In one of my earlier posts, I said I’m no stranger to Gary Wills. Well, I’m no stranger to Bart Ehrman either. I’ve been a huge fan of his ever since I read his 2003 book Lost Christianities: The Battle For Scripture and Faith We Never Knew. Just like me, he’s a former evangelical Christian. But of course unlike me he’s done more than probably anyone to make modern Biblical scholarship accessible and interesting to non-academics. So when I stumbled upon his latest book Did Jesus Exist?: The Historical Argument for Jesus of Nazareth during one of my weekend library visits quite understandably I immediately grabbed it. After ripping through it like a hot knife through soft butter I’m very happy I decided to read it. Ehrman’s book is very good.
Much like his 2008 book God’s Problem: How the Bible Fails to Answer Our Most Important Question–Why We Suffer, this is a slight departure from Ehrman’s traditional fare of modern Biblical studies and early Church history. While his book does encompass that kind of material, the sole purpose of Did Jesus Exist? is to provide an intelligent, scholarly but readable response to a small but influential group of writers who claim the historical figure of Jesus never existed. Thanks to his superb scholarship and his methodical but readable presentation of the evidence, Ehrman leaves little doubt that Jesus existed. His careful examination of both the historical record and the Biblical text, combined with his thoroughly analysis of the flawed arguments of his opponents should show with an incredibly high degree of certainty that an intelligent person, regardless of his or her own personal religious beliefs, should have no problem believing there was in fact a real Jesus of Nazareth.

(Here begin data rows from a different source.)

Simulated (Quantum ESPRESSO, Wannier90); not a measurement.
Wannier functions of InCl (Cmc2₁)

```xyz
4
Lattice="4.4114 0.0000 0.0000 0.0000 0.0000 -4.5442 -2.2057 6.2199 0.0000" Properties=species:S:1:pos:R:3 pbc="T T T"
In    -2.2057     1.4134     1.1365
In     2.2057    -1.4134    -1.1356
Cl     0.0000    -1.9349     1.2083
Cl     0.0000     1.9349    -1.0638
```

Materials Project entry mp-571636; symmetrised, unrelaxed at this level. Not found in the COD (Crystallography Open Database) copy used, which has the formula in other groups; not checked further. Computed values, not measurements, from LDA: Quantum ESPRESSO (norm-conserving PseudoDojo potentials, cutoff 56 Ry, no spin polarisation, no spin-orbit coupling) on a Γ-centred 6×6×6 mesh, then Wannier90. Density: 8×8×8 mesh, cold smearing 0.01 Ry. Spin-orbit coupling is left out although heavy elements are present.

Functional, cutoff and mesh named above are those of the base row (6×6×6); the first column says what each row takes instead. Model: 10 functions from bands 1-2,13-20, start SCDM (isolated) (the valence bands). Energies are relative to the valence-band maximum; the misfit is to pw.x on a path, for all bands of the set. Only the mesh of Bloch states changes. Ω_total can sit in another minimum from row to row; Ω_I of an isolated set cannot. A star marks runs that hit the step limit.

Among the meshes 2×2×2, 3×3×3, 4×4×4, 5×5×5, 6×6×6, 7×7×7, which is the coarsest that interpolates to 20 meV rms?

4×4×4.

The irony is Ehrman freely admits that he is an agnostic and probably leans atheist. Therefore, he can defend the historicity of Jesus based solely on the rigors of modern scholarship and not the tenants of religious belief. While he specifically states that the miracle-working, Son of God Jesus of the New Testament was in all likelihood a creation of the early Church, nonetheless based on the historical record there was a real person of Jesus.
Based on the strength of Ehrman’s scholarship and intellectual honesty, this is one of those rare books I’m tempted to recommend to both traditionalists and modernists alike. Did Jesus Exist? and Borg’s Reading the Bible Again For the First Time are the two best religion books I’ve read so far this year. I highly recommend this book.